Valentine and his servant Speed have established themselves at the Milanese court, where the Duke (sometimes confusingly called the Emperor) and his daughter Sylvia reside. Valentine has fallen head-over-heels in love with Sylvia, a predicament for which Speed mocks him in a series of witty one-liners and compares his lovesickness to Proteus's, indicating Valentine, too, is "metamorphosed."

Sylvia arrives, and Valentine greets her with self-abasing politeness. She has asked him to write a love letter on behalf of a "secret, nameless friend" of hers, and he now presents her with the finished work. Toying with the anxious and smitten Valentine, Sylvia glances over the letter and hands it back disdainfully. The language, she says, is not moving enough. She exits, leaving Valentine perplexed and disappointed. Speed, however, sees matters more clearly: Sylvia, he suggests, is in love with Valentine but, fearing to be discovered, has made him write a love letter to himself on her behalf. Valentine wonders whether Speed's surmises are correct.

Analysis

This scene establishes the situation at Milan and begins weaving together the principal strands of the plot. Valentine, who ridiculed Proteus for his lovesick antics, has now fallen in love himself. This stroke of dramatic irony will be developed in Act 2, Scene 4 when Proteus arrives in Milan. Fortunately Valentine is sufficiently self-aware to own up to his own rashness in dismissing his friend as a fool. Unfortunately Proteus will prove more limited in his ability to consider and criticize his own actions.

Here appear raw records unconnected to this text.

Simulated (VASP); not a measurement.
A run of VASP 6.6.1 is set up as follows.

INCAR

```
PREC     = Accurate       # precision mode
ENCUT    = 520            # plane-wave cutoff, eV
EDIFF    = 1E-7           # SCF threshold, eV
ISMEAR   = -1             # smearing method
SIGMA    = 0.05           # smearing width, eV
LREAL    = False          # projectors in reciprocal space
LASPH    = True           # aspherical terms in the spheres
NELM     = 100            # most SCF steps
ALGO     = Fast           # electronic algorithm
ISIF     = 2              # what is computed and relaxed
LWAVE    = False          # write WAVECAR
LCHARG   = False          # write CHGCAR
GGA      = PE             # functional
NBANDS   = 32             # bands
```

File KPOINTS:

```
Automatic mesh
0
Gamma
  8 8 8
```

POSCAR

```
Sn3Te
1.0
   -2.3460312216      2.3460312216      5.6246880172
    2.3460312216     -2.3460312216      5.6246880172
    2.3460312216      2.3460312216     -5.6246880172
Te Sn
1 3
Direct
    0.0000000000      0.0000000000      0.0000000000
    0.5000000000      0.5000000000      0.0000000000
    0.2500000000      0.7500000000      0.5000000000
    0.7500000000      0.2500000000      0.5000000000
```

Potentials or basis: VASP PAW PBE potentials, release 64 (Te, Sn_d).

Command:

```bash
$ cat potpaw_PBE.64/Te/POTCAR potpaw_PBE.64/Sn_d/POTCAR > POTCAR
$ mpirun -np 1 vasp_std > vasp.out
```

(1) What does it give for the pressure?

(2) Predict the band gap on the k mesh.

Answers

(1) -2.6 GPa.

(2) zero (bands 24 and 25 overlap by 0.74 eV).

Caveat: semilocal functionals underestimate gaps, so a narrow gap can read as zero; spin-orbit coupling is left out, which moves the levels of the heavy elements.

Does Sylvia love Valentine in return? At first the answer seems to be a flat "no." She calls him a "servant" and sets him the awkward, embarrassing task of writing a love letter to a complete stranger. As Speed points out, however, Sylvia is cunning and mischievous; with those traits in mind, the letter ploy might be seen as an elaborate form of flirtation. The theme of foolish masters, wise servants is highlighted in this scene as Speed comments both to his naïve master and to the audience. Of course the observant Speed immediately understands Sylvia is flirting with Valentine who, as the foolish master, can see nothing beyond the literal and obvious. Speed has to explain to him the letter is written for him and from Sylvia—indeed a joke, but one that clearly indicates attraction.

One might then wonder why Sylvia is so indirect in disclosing her affection for Valentine, especially when compared to his own forthright declarations of love. One plausible explanation is her high visibility within the ducal court: her father, who plans to dispose of her in a loveless but profitable marriage, is so overprotective he has her locked up in a tower each night, as the audience later learns. Wary of potential spies, Sylvia may naturally prefer to conduct her love affair in as inconspicuous a manner as possible.